An overheard conversation served as a reminder that the academic atmosphere here has a long way to go.
“You’re taking that class? Well, just to let you know, I wouldn’t take it from that professor. The professor supposedly doesn’t believe in global warming.”
The problem with that statement has little to do with global warming. Rather, it raises the bigger problem of a student advising another student against taking a class solely because the professor’s opinions are different from the first student’s beliefs.
If such an attitude was an anomaly in university circles, it might not be worth mentioning. Unfortunately, experiences with professors and students alike say that it is not so.
Rather, it seems the same attitude that sought to silence Galileo and other scientists and intellectuals who challenged the norms and beliefs of their time is unfortunately alive and well today.
Opposition to tenaciously held views on such topics as global warming and political reform create a dangerous desire in both professors and students to not hear out the other side. Instead of welcoming debate and discussion in the name of progress, the desire in some cases is to marginalize the other view, silence the discussion and dumb down those with whom one disagrees.
What made the mindset of Galileo’s dissenters dangerous is not that Galileo was right, but that opposition to commonly held notions was unwelcomed. Indeed, some hold to their scientific and political opinions with such hostility it is mind blowing how far we have not come in the hundreds of years since Galileo.

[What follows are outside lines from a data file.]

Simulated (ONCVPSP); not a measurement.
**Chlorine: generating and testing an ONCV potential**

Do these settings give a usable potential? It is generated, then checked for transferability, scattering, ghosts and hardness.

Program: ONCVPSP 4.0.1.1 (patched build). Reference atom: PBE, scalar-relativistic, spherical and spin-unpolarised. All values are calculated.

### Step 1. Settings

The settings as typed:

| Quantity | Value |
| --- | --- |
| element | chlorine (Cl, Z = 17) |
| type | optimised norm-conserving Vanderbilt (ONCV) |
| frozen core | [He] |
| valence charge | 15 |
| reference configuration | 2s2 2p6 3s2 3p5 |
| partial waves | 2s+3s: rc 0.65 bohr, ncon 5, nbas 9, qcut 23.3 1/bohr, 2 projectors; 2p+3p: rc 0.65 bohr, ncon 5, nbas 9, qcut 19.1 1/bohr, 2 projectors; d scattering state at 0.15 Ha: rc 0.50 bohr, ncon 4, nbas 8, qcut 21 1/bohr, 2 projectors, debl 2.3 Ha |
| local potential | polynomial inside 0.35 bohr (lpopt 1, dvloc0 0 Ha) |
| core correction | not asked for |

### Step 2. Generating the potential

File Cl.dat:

It may be true that the views of people we disagree with turn out to be false, but even that does not justify their silence, or avoidance. The DU community must learn to not view opposition with hostility but welcome it in the name of academic freedom of expression, and students and faculty alike must not be bullied into silence.
More dangerous to academia than the potential of a spoken lie is the potential of a silenced truth, and unless this is continually recognized by the students and professors at this university, the wells of academic intellect and insight on the campus will be in danger of drying up altogether.